While the pastoralist communities of northern Kenya are of different ethnic backgrounds, the basic tenets of their local knowledge systems are similar and interlinked.

The Borana community is a Cushitic community that inhabits the rangelands of southern Ethiopia and northern Kenya. The Borana have a rich indigenous knowledge system that helps them make decisions within the highly variable environment in which they produce.

Holders of knowledge and its application

Knowledge holders and knowledge types are diverse and are used in a triangulating way to reduce the uncertainty associated with forecasting. The sources of the knowledge are also varied. They include observing the behaviour of livestock and wild animals and the observation of constellations, ultimately co-relating these observations over time and space using rich oral traditions.

Primary to the forecasting knowledge of the Borana is the detailed 12-month calendar that comprises twelve lunar months (Abraasa, Ammaji, Gurandhalaa, Bittateesa, Caamsa, Buufa, Wacabaji, Obora Gudda, Obara Diqqaa, Birraa, Ciqqaaqaa, Sadaasaa) with each month having 27 days (ayyana). The reckoning of the ayyana is based on a lunar cycle similar to that of the Mayan, Hindu and Chinese calendar. The custodians of this knowledge are called ayyaantu. They use a deep understanding of the constellations to keep track of the calendar days. The ayyaantu help with understanding seasonality and foretell the timing and intensity of rainfall occurrences based on the stars. Ayyaantu’s knowledge is hereditary—a father passes it on to a selected son who passes it on in the same fashion. Under certain circumstances, others from a non-ayyaantu family may also be trained by the ayyaantu. This ensures the passing down of knowledge in cases where a direct heir to the knowledge is lacking. For in-depth learning, a son’s only duty is to study during his father’s lifetime; an ayyaantu cannot disseminate the information.

The observations of occurrences in each ayyana  over the years are kept in memory and used to forecast climatic conditions. A significant observation is, for example, the sighting of the new moon, which is used to determine the performance of the upcoming rainy season. Also, at the start of a rainy season, the ayyana on which it begins is an indication of the general performance of the rains. For example, it is believed that if the onset of the rains is on basaa days (basaa durra and basaa balloo), it is expected to be good. It is also on basaa days that sacrifices and prayers for rain—goromti rooba; she-goat sacrifice—are normally conducted.

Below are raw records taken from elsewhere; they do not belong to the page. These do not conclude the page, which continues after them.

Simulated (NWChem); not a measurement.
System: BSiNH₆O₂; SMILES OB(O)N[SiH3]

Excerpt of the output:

Usually, the information gathered from the readings of the constellations and its interpretation is disseminated during public gatherings. Based on this system, the Borana ayyaantus have perceived changes in the climate through a decrease in the length of the rainy season since the 1960s.

The observations of occurrences in each ayyana  over the years are kept in memory and used to forecast climatic conditions.

Each ayyana is associated with either good or bad omens and for this reason, beyond forecasting the weather, an important function of the ayyaantu is to determine the dates on which important ceremonies should take place such that they occur during the days associated with good omens. For instance, on the day a child is born, particularly a boy child, the parents immediately consult the ayyaantu to know the omens associated with that day.

The solar systems and climate forecasting

The interpretation of the constellation of stars is a means of counting the calendar days and a major climate forecasting system. The interpretations are made based on the timings of the rising for some of the stars, their colour, and the alignment of the constellations with the moon. The main stars observed include Lamaii (Beta Triangulum), Buusan (Pleiades), Sorsa (Aldebarran), Algajima (Bellatrix), Arba (Central Orion), Walla (Saiph) and Basaa (Sirius).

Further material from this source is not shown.